Based on industry sources, 26.8 million square feet of office space is expected to come on line in Dubai in 2007, alone -- more than six times the peak rate of completions in Pudong in 1999 and nearly equal to the total stock of 30 million square feet of office space in downtown Minneapolis.  Based on current projections, another 42 million square feet should come on line in Dubai in 2008 -- the equivalent of adding the office space of a downtown San Francisco.  There is one obvious and critically important difference between these two urban development projects: Pudong has an indigenous support base of 1.3 billion Chinese citizens.  Dubai’s current population is 1.3 million.  Throw in the entire native population of the UAE and the support base is still only around 4 million domestic citizens.  That's right, a region with less than 0.5% the population of China is out-building the biggest construction boom in modern Chinese history.

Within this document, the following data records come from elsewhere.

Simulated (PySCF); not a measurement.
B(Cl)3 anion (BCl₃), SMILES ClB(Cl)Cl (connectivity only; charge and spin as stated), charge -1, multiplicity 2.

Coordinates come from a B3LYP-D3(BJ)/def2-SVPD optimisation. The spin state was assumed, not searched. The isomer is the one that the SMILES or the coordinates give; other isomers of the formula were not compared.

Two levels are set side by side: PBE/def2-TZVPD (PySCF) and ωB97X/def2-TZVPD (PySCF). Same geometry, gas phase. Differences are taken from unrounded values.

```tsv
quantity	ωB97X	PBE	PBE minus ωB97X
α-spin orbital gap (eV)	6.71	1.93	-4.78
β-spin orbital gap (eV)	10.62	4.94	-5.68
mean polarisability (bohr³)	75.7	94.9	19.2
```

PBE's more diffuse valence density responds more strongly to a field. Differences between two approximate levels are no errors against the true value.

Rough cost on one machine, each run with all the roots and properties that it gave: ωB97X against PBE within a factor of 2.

The amount of residential construction is equally staggering.  If you build it, the theory goes, they will come.  The amazing thing: even with so much prospective new supply, rents and property prices are -- last I checked -- still going up.

I consequently fully agree with Stephen Roach's key point: the stereotype of the economically stagnant Gulf is now very, very dated.   Almost as dated as the argument that China doesn’t really have a trade surplus.  The Gulf is not just flush with money – it is now filled with the bustle of loads of new activity.

I don’t buy all the hype coming out of the Gulf though: the arguments about diversification seem a bit overdone.   The Gulf has diversified from pumping oil to pumping oil, refining more of the oil locally and using more of the region's gas to support a petrochemical business.  All that makes a lot of sense, but it is still derivative of the core hydrocarbon business.   And I am not sure that spending oil dollars on construction is real diversification.   If the oil money dries up, so does the construction.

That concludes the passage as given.